Anyone who has shopped at a bigger-box store knows it can be hard to figure out where to begin. There are dozens upon dozens of options that all seem as worthy as the next, but the reality is that products from any given brand are not all created equal. When you shop as regularly as we do, you learn that many brands just do some things better than they do other things. Breville, we’ve found, is one of those brands. The 88-year-old Sydney-based company makes some of our favorite kitchen appliances, from coffee grinders and espresso machines to toaster ovens and juicers. Here, we’ve corralled every single appliance from Breville that our writers and editors — as well as restaurant owners, chefs, executives, and tens of thousands of Amazon reviewers — have recommended on the Strategist.
For coffee and tea
Food writer Ashley Mason first put us on the Breville Smart Grinder Pro back in 2017, writing that it “lets me adjust the fineness based on popular brew methods like French press, espresso, stove-top percolator, and drip.” And because it’s a conical burr grinder — favored by baristas everywhere — it also gives you a uniform grind every single time. Another fan of the gadget is Mike Jones, formerly director of retail at Variety Coffee Roasters, who told us, “It’s easy to use, easy to clean, and is a worthwhile investment if you want to dramatically improve the quality of your coffee at home. Just get a simple pour-over (Chemex, V60, whatever), use filtered water, buy this grinder, and some high-quality beans, and you’ll already be making better coffee than the majority of coffee shops out there. No joke.”

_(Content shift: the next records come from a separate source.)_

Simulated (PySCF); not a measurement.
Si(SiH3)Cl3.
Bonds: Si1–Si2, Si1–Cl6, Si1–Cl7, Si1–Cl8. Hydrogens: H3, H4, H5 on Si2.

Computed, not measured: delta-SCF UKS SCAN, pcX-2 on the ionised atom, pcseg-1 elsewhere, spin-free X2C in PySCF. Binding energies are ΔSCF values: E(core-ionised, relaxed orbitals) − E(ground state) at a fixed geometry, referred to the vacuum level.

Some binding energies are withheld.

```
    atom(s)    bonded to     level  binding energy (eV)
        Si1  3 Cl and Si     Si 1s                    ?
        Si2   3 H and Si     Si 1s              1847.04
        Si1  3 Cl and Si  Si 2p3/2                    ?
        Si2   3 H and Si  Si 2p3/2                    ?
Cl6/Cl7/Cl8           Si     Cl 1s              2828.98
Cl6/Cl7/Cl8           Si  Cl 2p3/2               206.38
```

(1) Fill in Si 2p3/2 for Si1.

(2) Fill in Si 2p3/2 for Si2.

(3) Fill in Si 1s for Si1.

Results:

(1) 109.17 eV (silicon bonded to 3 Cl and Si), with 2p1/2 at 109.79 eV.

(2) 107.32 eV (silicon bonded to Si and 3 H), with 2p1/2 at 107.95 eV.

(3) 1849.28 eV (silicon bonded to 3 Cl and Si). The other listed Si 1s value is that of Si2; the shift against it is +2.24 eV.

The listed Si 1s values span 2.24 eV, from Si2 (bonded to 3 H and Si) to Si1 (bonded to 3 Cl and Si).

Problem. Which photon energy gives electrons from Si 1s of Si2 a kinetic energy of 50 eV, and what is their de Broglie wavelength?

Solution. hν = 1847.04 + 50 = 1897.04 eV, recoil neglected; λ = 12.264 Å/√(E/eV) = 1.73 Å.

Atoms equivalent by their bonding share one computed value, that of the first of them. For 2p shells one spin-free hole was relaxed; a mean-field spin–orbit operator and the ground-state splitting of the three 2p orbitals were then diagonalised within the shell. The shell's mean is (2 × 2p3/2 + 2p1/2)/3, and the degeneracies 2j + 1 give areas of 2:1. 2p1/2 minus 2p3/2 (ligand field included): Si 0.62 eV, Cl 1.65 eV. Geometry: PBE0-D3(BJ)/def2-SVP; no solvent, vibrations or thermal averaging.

Breville’s line of espresso machines are consistently rated as the best for at-home coffee-making. New York City chef Missy Robbins calls the company’s Barista Pro “the perfect balance of automation and manual abilities” for beginners like herself while Amazon reviewers rank the Barista Express and the Infuser as the best all-around espresso machine and the best espresso machine with a pressure gauge, respectively. And if you really want to spend some serious cash, there’s the $2,000 Oracle, which Lyft VP Taggart Matthiesen calls “just phenomenal” and the closest he’s ever gotten to making professional-level espresso at home.
If you’re a pod loyalist, you’ll be happy to know that since 2016 Breville has had an incredibly fruitful partnership with Nespresso that’s resulted in the Creatista Plus, the best customizable single-serve pod espresso machine, according to Amazon reviewers. It’s “wonderfully easy to use” with step-by-step instructions built in and also has an easy-to-clean steam wand if you like foam on your coffee. The Vertuo, meanwhile, is a perennial favorite with nearly 3,600 four- and five-star reviews on Amazon, and it’s about a third of the price. “It brews such delicious cups of coffee and espresso in seconds,” writes one reviewer. “Not only is this machine super easy to set up and operate, but it takes up less room on my counter than my Keurig machine.”
Say you’ve already got your coffee-making situation figured out and you’re not about to buy a new machine. Why not treat yourself to Breville’s top-rated milk frother? Amazon reviewers rank it as the best multifunctional milk frother, giving users the ability to set temperatures and featuring discs specifically for lattes (smooth and silky) and cappuccinos (thick and creamy). “I truly had no idea what I had been missing out on with my other milk frother just on temperature alone,” one reviewer writes. It’s also excellent for other things, including making hot chocolate and warming breast milk.
And if you’re not a coffee drinker, Breville also makes an excellent tea-maker, according to Strategist contributor David Schwartz. Rather than invest in an electric kettle, which, as Schwartz says, “don’t do much else besides boil water better,” he invested in Breville’s all-in-one tea-maker. “Breville’s Tea Maker is perhaps the most artificially intelligent machine a tea enthusiast can buy to brew at home, a conclusion I reached after researching top-of-the-line models for weeks,” he writes. “It brews automatically, at any time of day, without you having to do anything but pour in the tea.” But the pièce de résistance? A metal-mesh basket that automatically steeps and removes loose tea leaves. “Shockingly, this is groundbreaking — I’ve yet to see a product take over this manual step,” Schwartz says. “You neither have to be present nor sentient for tea to happen.”